Improving Your Communication Skills


The ability to communicate clearly and effectively is one of the most important “soft skills” for professionals to have. Unless you’re running a 1 man start up or have robots for co-workers, you’re going to have to work with other people, which will require a lot of back-and-forth, explanations and even some good old fashioned convincing. Even if you don’t work closely with a group of colleagues, working on your communication skills will only benefit you in the long run.

Aside from making things run more smoothly between you and your co-workers, practicing good communication will also benefit you throughout your life, making everything from family matters to romance run a bit more smoothly.

The first step that you should take if you’re trying to improve your communication skills is to self-test for bad speaking habits, or speech patterns that get in the way of being understood or taken seriously.

What I mean by “speaking habits” are those fallback phrases that so many of us use when we need a moment during a conversation. Words like “like” and “um” are conversational crutches, plain and simple. While you might be relaying a compelling, articulate argument otherwise, saying “like, 50,000 units” or “um, yes” can really knock you down a peg in terms of how professional and intelligent you seem.

Even though these speech patterns are pervasive (especially in the younger generations), most professionals believe that it’s kind of…well, unprofessional. We use these words to stall; making them place holders for those split seconds of silence in which we decide what comes next in our trains of thought.

Instead of using these verbal crutches, try omitting them.

Using these silences in conversation makes you appear deliberate and thoughtful, pretty much the opposite of what people will think about someone who is “like, pretty sure about that.”

The next step in improving your communication skills has to do with tone.

Now, most people are pretty used to the way that they talk, making it hard to detect how they sound to others. You can try to pay more attention to the way that you come off (impatient, unsure, enthusiastic, etc.), but a much easier way is to record yourself the next few times that you’re on the phone with a customer, client or colleague. Being recorded will make you speak a little differently than usual, making this an effective exercise.
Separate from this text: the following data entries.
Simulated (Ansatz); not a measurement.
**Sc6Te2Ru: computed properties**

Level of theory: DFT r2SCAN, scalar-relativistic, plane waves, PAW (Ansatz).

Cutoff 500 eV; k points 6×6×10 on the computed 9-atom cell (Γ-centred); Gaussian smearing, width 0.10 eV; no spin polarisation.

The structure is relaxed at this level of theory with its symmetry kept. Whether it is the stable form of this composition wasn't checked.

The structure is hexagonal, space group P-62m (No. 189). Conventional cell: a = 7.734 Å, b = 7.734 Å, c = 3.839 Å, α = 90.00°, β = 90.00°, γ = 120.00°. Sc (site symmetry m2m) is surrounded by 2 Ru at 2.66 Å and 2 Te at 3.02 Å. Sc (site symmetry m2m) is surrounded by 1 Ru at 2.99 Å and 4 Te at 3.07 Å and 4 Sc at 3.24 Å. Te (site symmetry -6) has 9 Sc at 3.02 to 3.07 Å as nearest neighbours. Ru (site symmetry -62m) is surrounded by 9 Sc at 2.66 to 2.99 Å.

Pay attention to the mental corrections that you make throughout the conversation. Are you reminding yourself to speak with more conviction or in a way that sounds engaged? Are you trying to hide your frustration with a difficult customer a little more than usual? While we make these sorts of corrections to our speech constantly (often without even realizing that we do it), they are a reaction to how we perceive our own side of the conversation.

If you are trying to sound more enthusiastic, chances are that your delivery might be a bit flat when you’re not paying attention.

Developing the ability to hear yourself objectively will help you to change any bad speaking habits that you’ve picked up over the years. Whether that habit is using abrupt, terse language in your conversations with co-workers or ending all of your sentences with an upward inflection (making everything you say sounds sort of like a question), developing the ability to sense how you’re communicating will help you to get rid of these habits and improve your communication overall.